In my opinion, the ultimate distribution of the property provided for by the will is not put an end to, nor does the eldest son get the personal property on the farm absolutely. The difficulty I feel is whether the codicil is operative at all, as no limit is fixed to the enjoyment by the eldest son of the farm. This point is, however, not raised by the widow. She does not object to the farm being held by her son during her widowhood. If the codicil is not void for uncertainty, it must mean that the eldest son is to have the farm until the time of distribution arises that is, during his mother's life or widowhood-and that for that period he is to pay £120 as a rent, and have the use of the stock, &c., on the farm. He had been a partner in the farm with his father, and it seems to me that the testator meant that until distribution his occupancy should not be disturbed, provided an adequate rent was paid. To read the codicil otherwise would be to sanction an alteration of the will, and a departure from its provisions that the ambiguous words of the codicil do not, in my opinion, justify.
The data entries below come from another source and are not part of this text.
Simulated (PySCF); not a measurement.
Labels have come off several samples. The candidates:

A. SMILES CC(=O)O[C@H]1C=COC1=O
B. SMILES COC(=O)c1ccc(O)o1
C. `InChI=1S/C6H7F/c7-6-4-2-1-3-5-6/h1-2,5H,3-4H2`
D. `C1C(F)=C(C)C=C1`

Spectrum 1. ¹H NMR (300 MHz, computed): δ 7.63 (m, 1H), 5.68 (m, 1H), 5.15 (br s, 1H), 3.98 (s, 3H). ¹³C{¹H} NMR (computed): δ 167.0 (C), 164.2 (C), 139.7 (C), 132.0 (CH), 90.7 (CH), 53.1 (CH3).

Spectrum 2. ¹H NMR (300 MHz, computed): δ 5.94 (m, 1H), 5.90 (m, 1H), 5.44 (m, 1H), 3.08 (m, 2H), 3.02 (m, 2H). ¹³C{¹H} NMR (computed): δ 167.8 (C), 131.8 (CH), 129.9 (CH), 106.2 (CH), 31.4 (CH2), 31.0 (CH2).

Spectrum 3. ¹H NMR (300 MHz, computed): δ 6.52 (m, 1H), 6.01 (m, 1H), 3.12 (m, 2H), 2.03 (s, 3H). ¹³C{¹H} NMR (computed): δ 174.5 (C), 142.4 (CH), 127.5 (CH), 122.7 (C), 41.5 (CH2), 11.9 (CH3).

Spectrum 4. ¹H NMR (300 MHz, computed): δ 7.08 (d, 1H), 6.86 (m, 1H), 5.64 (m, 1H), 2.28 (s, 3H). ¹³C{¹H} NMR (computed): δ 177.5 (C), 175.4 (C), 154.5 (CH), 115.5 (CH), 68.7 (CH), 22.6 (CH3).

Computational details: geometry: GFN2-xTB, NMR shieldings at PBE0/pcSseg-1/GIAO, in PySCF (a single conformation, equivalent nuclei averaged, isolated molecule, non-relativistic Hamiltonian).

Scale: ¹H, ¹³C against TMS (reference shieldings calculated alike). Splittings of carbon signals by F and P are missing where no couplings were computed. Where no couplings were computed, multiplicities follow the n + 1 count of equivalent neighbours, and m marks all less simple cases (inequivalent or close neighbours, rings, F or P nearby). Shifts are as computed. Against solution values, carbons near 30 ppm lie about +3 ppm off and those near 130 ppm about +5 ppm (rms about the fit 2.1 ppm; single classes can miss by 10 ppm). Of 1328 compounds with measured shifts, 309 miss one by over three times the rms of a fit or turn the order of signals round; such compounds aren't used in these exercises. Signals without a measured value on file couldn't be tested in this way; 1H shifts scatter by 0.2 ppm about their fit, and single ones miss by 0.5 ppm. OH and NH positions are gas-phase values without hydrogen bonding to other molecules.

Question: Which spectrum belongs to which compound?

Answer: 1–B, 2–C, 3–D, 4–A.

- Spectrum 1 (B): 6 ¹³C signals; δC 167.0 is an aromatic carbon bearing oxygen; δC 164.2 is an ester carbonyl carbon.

As to the questions put in the originating summons-viz., (a) whether the executors may grant a lease of the testator's Ohau land to the said John Davies, and, if so, for what term; (b) whether such lease may contain provision for compensating the said John Davies for any improvements effected by himn on the said land after granting of such lease-I am of opinion that no lease is requisite. Mr. John Davies may hold under the will, but if a lease is made the trustees and widow should both join; and it might be more satisfactory to the estate if such a document were prepared. I am not aware of any power the trustees possess to agree to pay him for any improvements he may effect.

The costs of this summons must be paid out of the estate, and I fix them at £7 7s. for the applicant, and £4 4s. for the others appearing.

Order accordingly.

Solicitor for the plaintiff: C. H. Izard (Wellington).

Solicitors for the defendants: Young & Tripe (Wellington).